First of all, the liberal mainstream media has hardly been chomping at the bit to report any story regarding Islamic violence towards women. For example, when Time magazine featured a cover with a picture of a woman whose face had been disfigured by the Taliban, The New York Times called it “war porn” (see the image below).

Furthermore, when an Iranian woman was sentenced to be stoned to death last summer, and when a fourteen year old Bangladeshi girl was recently lashed to death for being raped by her cousin, you could pretty much hear crickets from the MSM because those were pesky, politically incorrect stories that didn’t fit their multicultural narrative. (Not to mention, you probably won’t hear that much about the woman who was recently raped by Gaddafi’s thugs in Libya either.)

Second of all, liberals seem to have an overwhelming tendency to downplay Islamic abuses towards women (as well as towards gays) under the guise of multiculturalism. Don’t believe me? Well, then I suggest that you read the column by liberal Boston Globe columnist Susan Jacoby where she asks the question, “Why are liberals excusing religious abuses on grounds of cultural relativism?” To be specific, Jocoby makes some great points when she writes the following:

The latest example of the Left’s blind spot on this issue is the antagonism of so many liberal reviewers toward Ayaan Hirsi Ali’s recent memoir, Nomad. The Somali-born Hirsi Ali immigrated to the United States in 2006 after her close friend, the Dutch film director Theo Van Gogh, was murdered by a radical Islamist. Hirsi Ali still needs bodyguards because of frequent death threats.

She was educated as a child in Muslim schools, subjected to genital mutilation, and broke with her family when she refused to consent to an arranged marriage. She first settled in Holland, where she worked as a Somali-Dutch interpreter, and her convictions about violence in many (though not, she emphasizes, all) Muslim families are rooted in her work with immigrants as well as her own upbringing. Yet Nicholas D. Kristof, reviewing Nomad for The New York Times Book Review, writes that “I couldn’t help thinking that perhaps Hirsi Ali’s family is dysfunctional simply because its members never learned to bite their tongues and just say to one another: ‘I love you.'”

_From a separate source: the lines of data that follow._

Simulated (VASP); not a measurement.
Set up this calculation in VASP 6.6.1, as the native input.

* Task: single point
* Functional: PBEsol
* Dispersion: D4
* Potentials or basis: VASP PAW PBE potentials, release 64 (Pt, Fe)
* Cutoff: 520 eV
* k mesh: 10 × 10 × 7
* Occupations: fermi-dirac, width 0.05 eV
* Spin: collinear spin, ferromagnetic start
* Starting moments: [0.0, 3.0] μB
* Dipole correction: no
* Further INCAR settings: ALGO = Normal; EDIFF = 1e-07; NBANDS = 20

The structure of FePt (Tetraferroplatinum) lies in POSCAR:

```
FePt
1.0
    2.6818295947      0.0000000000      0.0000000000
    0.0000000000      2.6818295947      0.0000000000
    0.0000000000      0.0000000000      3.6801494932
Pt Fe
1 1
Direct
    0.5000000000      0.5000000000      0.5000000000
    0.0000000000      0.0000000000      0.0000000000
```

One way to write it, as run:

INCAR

I was startled by this patronizing comment, because I admire Kristof for being one of the few male columnists who writes frequently about violence against women. Somehow, “I love you” isn’t the first thing that would come to mind if I were being held down by female relatives while my clitoris was maimed or if my father told me I had to marry a stranger.

Moreover, Jacoby really finished off her column with a bang when she shared the following anecdote:

An 80-year-old friend of mine — a woman of forceful intellect who used to teach Renaissance history — now lives in a Florida retirement community where many of the part-time staff are teenaged children of recent Afghan immigrants. When my friend saw one of her favorite young Afghan-American women — a high school senior — weeping in the dining room, she asked what was wrong. “Oh, madam professor,” the girl replied, “my father has arranged for me to meet my future husband. He is 40 years old, and the wedding will take place in six months. I wanted so much to go to college, and this will not be permitted.

My friend replied gently, “You know, Yasmin, you don’t have to marry anyone in this country because your parents say so. There are organizations to help girls like you think these things through. There are college scholarships. I can give you the names of people to talk to.” Another resident of this community sharply reproved my friend, saying, “We have no right to interfere with her culture, her religion, her family,”

Wrong. This type of “interference” — telling a troubled young woman that she has choices other than an arranged marriage — is exactly what a true liberal ought to be doing. The idea that someone should ignore the tears of a 17-year-old who says she is being pushed to give up her education is utterly perverse.

Now, if you still aren’t satisfied, here is another example of liberal moral relativism with regard to radical Islam’s abuses towards women (as well as gays). Da Tech Guy wrote an excellent column titled, “You can tell a lot about a person by what they bold when quoting”. First, Da Tech guy demonstrated what liberal blogger, Matthew Yglesias, thought was important enough to put in bold type when he quoted Ayaan Hirsi Ali’s writings in her New York Times column about the Egyptian revolution:

I’ll tell you why: because Islam is the new fascism. Just like Nazism started with Hitler’s vision, the Islamic vision is a caliphate – a society ruled by Sharia law – in which women who have sex before marriage are stoned to death, homosexuals are beaten, and apostates like me are killed. Sharia law is as inimical to liberal democracy as Nazism. Young Muslims need to be persuaded that the vision of the Prophet Mohammed is a bad one, and you aren’t going to get that in Islamic faith schools.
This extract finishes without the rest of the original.